CORESTA Meeting, Smoke Science/Product Technology, 2013, Seville, ST 18

Denormalisation, smoking rates and the way ahead for tobacco product regulation

STOTESBURY S.(1); VERRON T.(2); HUNTER H.S.(1)
(1) Imperial Tobacco Limited, Bristol, U.K.; (2) SEITA, Imperial Tobacco Group, Fleury-les-Aubrais, France

The primary objective of most international tobacco control initiatives is to reduce smoking rates. Addressing the European Parliament on 25 February 2013, the Irish Minister for Health, James Reilly said: “…The overall prevalence rates for Ireland are more or less similar to the EU average with 29% of Irish adults being current smokers. This is simply not acceptable.

Data confirm smoking rates in Ireland to be at 29% of the population[1] and this figure has remained unchanged since 2002. According to the latest available data reported by the Organisation for Economic Co-operation and Development (OECD), Greece and Ireland have the highest smoking rates in the European Union, whereas Sweden has the lowest – at just 12.5% for men and 14.3% for women in 2011. To put this in context, the EU average is currently 28%.

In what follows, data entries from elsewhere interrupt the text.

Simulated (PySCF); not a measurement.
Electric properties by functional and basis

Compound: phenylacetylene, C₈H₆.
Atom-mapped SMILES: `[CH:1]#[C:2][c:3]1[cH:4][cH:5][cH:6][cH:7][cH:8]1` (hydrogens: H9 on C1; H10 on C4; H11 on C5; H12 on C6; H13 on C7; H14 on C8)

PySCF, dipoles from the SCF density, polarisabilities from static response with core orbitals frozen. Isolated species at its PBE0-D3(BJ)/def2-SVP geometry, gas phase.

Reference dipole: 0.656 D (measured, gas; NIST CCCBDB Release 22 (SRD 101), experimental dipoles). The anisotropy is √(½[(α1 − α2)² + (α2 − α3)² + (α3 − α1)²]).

Rates of decline in smoking rates between 1990 and 2010 were significantly greater in Sweden, Denmark and Norway, all countries where smokeless tobacco remains freely available. In each, the rate of decline over a 20 year period was over 45% from 1990 levels. The lowest rate of decline was in Ireland – less than 3% lower than it was in 1990. Of those countries reported by OECD, only Russia has a worse record then Ireland.

The efficacy of tobacco regulatory policy can be judged by its effect on smoking rates. This paper will investigate some facts behind the OECD report and consider what impact initiatives such as smoking bans, bans on tobacco display and other initiatives have had. The data show consistently the decline in smoking rates has been levelling off for the last ten years in most developed countries, including in Ireland, Australia, Canada and the UK where these measures have been in force for much of that time.

On the other hand, in those countries where there is an attractive alternative to smoking, smoking rates are still declining consistently. In Sweden and Norway, not only are the smoking rates already low, but the current rates of decline in smoking look set to continue.

Put in the simplest terms the data suggests that the WHO’s FCTC ‘denormalisation experiment’ will not deliver on its central promise to “…progressively reduce the prevalence and exposure from tobacco use”. Analysis of smoking rates in Europe over the last 20 years suggest that it will only be possible to reduce smoking rates significantly by presenting the consumer with a choice, including the availability of smokeless tobacco and electronic cigarettes.